My favorite Supreme Court justice


Magic mirror on the wall,
who's the most Constitution-friendly justice of all?

If you listen enough to the rhetoric of the left, you know the party line that Antonin Scalia is Public Enemy #1, and that Clarence Thomas routinely takes his marching orders from him.  I hadn't really pondered the question of which justice has the greatest fealty to the 'strict construction' philosophy of constitutional interpretation (to paraphrase Horton the elephant, the Constitution says what it means and means what it says -- no ifs, ands, buts, penumbras or emanations about it).  If someone had buttonholed me on the street and demanded an answer, I might have said Scalia, since he's the one who gets all of the press (Thomas doesn't actually exist, since everyone in the media knows that there's no such thing as a black conservative).
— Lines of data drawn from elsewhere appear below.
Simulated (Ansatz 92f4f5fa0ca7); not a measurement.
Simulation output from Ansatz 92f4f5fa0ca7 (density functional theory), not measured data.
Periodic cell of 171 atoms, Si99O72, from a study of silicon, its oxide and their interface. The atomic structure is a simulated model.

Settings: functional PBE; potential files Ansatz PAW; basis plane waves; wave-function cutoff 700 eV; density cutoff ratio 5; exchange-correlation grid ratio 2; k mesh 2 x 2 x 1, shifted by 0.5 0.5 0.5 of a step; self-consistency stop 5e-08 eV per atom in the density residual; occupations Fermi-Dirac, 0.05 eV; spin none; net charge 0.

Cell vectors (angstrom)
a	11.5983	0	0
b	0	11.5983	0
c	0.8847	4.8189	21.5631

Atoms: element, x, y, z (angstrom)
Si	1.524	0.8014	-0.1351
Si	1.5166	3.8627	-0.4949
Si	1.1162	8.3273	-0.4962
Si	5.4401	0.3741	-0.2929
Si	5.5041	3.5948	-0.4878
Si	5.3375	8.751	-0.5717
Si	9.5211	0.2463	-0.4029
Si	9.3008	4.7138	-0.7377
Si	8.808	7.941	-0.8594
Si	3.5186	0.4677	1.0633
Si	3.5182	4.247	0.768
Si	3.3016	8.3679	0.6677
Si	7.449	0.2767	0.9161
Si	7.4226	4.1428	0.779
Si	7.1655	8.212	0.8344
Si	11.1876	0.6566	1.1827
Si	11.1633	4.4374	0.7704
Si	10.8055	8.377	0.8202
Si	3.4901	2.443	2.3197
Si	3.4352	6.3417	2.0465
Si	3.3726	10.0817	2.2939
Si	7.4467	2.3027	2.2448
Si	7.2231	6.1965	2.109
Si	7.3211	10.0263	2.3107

As it turns out, though, a law.com article reveals that Thomas boldly and routinely goes where Scalia is often reluctant to go.  In his biography of Thomas, Ken Foskett quotes Scalia as saying that Thomas "doesn't believe in stare decisis, period."  Foskett considers this to be a "bombshell", although Steve at Southern Appeal says the fact is well-known in the legal community.

Stare decisis, Latin for "to stand by decided matters", refers to the doctrine that gives weight to judicial precedents.  If there is a string of Supreme Court decisions on a matter, Scalia is much more likely to uphold the issue on the basis of the precedents, even if he is uneasy with the soundness of the constitutional reasoning behind the precedents.

Thomas, on the other hand, believes that if a previous decision is constitutionally suspect, it has no weight whatsoever.  Continuing Scalia's quote:
"If a constitutional line of authority is wrong, he would say let's get it right," says Scalia. "I wouldn't do that."
As much as I admire Scalia, Thomas is in the right here.  If you're driving from Washington to New York and you see an exit sign for Atlanta, the solution is not to keep driving and hope everything turns out right.

I understand even more now why the left hates Thomas so much.  Not only is he conservative, he's also one of the best friends the Constitution has had in recent generations.